So I'll start by saying my marriage is not awful. Not by a long stretch. There is no cheating, no abuse, not even tonnes of arguments.
But I've been feeling for a while that this just isn't what I want. We have only been married for 4 years (together 7) and share 1 child.
There are things about my husband/relationship that concern me. I think our views on life and other important things are just not the same. I often feel like he wants a housewife but who works too. He's a self employed workaholic (although he'd tell you he does it all "for us", I am pretty sure he'd be the same whether we were here or not).
I often feel like we don't have a proper family. We don't really do much of anything together. He tends to work a lot of weekends and may occasionally come for a walk with us or something small on a weekend but we never do anything like take a weekend away together or go on holidays. He's not a very sociable person whereas I'm the opposite so we rarely get together with friends or anything like that and I tend to attend anything like that alone, weddings, birthdays, etc... 99% of my friends (and there isn't hundreds of them by any means!) have never laid eyes on him.
I feel like he can be very selfish sometimes although he'd never admit it. He is happy to do things "for us" providing they are things he wants to do. If he is asked to do anything he doesn't want to do he will down right refuse. Even small things like taking our son to soft play on a Saturday afternoon, our son has a blast so I try to take him occasionally. He's never once come with us because it's 'not his cup of tea' (as if it's mine!!) But he never seems to understand that the reason he should do these things is because it's our child's 'cup of tea'.
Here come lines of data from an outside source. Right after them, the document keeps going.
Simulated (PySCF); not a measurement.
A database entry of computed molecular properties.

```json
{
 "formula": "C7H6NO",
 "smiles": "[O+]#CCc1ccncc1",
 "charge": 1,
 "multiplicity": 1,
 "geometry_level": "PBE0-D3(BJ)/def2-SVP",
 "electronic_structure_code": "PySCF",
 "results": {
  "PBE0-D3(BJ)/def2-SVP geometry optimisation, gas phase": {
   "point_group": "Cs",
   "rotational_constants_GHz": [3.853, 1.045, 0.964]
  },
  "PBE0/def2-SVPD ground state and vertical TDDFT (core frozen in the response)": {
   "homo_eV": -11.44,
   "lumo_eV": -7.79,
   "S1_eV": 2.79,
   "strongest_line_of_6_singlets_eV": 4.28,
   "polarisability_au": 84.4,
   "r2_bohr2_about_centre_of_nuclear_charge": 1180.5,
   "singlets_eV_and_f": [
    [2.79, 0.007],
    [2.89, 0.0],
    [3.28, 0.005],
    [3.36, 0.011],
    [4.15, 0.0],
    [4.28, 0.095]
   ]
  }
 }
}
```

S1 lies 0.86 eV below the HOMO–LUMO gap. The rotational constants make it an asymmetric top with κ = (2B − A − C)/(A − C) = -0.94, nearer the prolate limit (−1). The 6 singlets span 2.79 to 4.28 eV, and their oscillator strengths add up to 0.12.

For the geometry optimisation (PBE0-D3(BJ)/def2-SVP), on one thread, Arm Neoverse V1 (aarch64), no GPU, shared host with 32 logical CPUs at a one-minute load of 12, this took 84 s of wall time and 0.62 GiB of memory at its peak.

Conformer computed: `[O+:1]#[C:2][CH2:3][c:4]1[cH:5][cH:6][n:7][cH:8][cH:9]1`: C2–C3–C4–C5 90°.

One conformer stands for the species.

I feel like we get along really well, we can often be best friends, but only whilst everything is going his way i.e. he's left to work as much as he likes and I don't complain about him not doing anything else and I also do everything at home and with our child whilst also working.
I work 4 days a week which we agreed on as we couldn't afford the extra 5th day in nursery right now and yet I'm made to feel like shit if I ever ask anything of him that requires doing something he isn't keen on because 'he works more than me'.
I feel underappreciated and taken for granted a lot and I often fantasize about being with someone else.
But it's hard because when we go through, often very long, stages of these issues not raising their head I feel quite happy. He changes his attitude like the wind though so one day something won't be a problem and the next it will, it's hard to know where you stand.
I feel like if I really had no concerns about our son and his feelings and also finances, I would want to leave but I feel stuck and don't know which way to turn. Like I should just stick it out because I'm not miserable and I can be pretty happy some of the time too so is it really worth it. But when I ask myself do I see myself being with my husband forever the answer is no and I feel like that isn't right.
Another issue that is starting to raise its head is that I'm having feelings about maybe wanting more children in the future and he absolutely doesn't. I am 29 and he is 36.
I feel lost and like I don't know what to do or how it would even work. Financially I feel like I'd be absolutely desolate if I were to leave.
I don't have the money myself to see a solicitor for an initial consultation to see how anything would work so I feel like I have absolutely no idea where I stand.